Realised Cap Primer
The Realised Cap is a metric originally developed for Bitcoin by the coinmetrics team in response to perceived shortcomings in the traditional Market Cap for valuing the network. The Market Cap, being the total coin supply multiplied by current spot price, has a tendency to over-estimate the liquid network value as it assigns equal economic weight to all UTXOs.
In reality, UTXOs have a different relative activity within a crypto-asset network. Long dormant coins, such as those in deep cold storage, or with the private keys lost, should have their economic value reasonably discounted. Old UTXOs, especially those older than six months are statistically less probable to be spent and re-enter circulation than those the more recently active counterparts.
The chart below illustrates this point, presenting the full historical transactions count (by year) bundled by age range at the time the UTXO was spent, along with the implied probability. UTXOs younger than 24hrs represent over 60% of all spends, and those older than 6months account for less than 10% (data Source: Glassnode).
The Realised Cap was designed to account for this phenomena by valuing each UTXO at the price when is was last spent. For Bitcoin, this method can be considered analogous to the fiat denominated value ‘saved’ in BTC. Historically this has resulted in a ‘stair stepping’ fractal though market cycles with the key market dynamics driving this behaviour summarised in the following graphic.
By dividing the realised cap by circulating BTC supply, we can also determine a market Realised Price. Given the realised cap is a form of aggregate ‘stored value’ for the Bitcoin market, the realised price is essentially the aggregate cost basis price level and thus represents a key psychological trading level where the bulk of unspent UTXOs are either in profit, or underwater.

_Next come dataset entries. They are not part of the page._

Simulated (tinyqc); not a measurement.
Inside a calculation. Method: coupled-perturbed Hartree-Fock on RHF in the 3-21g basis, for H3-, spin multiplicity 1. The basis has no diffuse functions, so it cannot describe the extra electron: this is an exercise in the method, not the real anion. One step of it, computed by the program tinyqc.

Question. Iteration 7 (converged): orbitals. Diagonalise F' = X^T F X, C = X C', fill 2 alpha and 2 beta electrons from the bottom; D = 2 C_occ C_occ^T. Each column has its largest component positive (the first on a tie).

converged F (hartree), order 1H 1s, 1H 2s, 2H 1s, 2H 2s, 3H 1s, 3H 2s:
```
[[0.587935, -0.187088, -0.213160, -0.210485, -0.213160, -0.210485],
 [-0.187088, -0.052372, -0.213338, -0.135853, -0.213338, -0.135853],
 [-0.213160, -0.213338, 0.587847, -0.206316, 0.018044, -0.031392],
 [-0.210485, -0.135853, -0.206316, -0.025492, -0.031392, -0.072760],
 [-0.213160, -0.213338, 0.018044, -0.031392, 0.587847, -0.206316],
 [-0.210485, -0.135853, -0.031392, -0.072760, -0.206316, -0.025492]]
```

Through past market cycles the realised cap tends to act as a strong psychological support level level during bear markets and, periods where the market cap falls below the realised cap have signalled strong accumulation opportunities (MVRV Ratio < 1.0). Conversely, where market cap far exceeds the realised cap, it signals a potential blow-off top with a majority of UTXOs in significant profit and thus becomes an opportune time to realised profits.
The MVRV ratio was first presented by David Puell as a tool to identify such market extremes by showing the relative distance between the market and realised capitalisation as an oscillator.
The Decred Realised Cap
UTXOs held by strong-hand Bitcoiners can often be characterised by long periods of dormancy, usually with few intermediate transactions between the original acquisition withdrawal, and the eventual spending/sale transaction. The realised value of these UTXOs are not re-priced often, making the movement of old coins acquired at much cheaper prices noticeable, primarily manifesting as a steepening of the realised cap gradient.
For Decred, this is not the case, as many high conviction DCR holders are active participants in the Proof-of-Stake ticket and governance system. A significant volume of DCR coins are therefore in consistent circulation through the chain. This means that the Bitcoin heuristics and realised cap interpretation detailed above, cannot be accurately applied to Decred.
Instead of forming plateaus and undergoing discrete, steep ‘re-pricing’ fractals described above, the Decred realised cap tends to follow the market cap much more closely. As DCR UTXOs are re-priced on a more frequent basis, periods of high transaction demand will ‘snap’ the realised cap towards the market cap, and conversely, the two will separate during periods of low transaction demand.
The Decred realised cap captures an important psychological level in that it represents the aggregate price where the market last interacted with their coins, capturing a sort of ‘recency bias’. People who regularly interact with their DCR holdings via tickets, CoinShuffle++ mixes or governance votes are likely to have heightened awareness of coin price. Therefore, the opportunity cost of realising profits or losses on their DCR is baked into each transaction. The explicit decision to buy a ticket over sending coins to an exchange for sale is a reflection of meaningfully bullish sentiment for each individual, and vice-versa.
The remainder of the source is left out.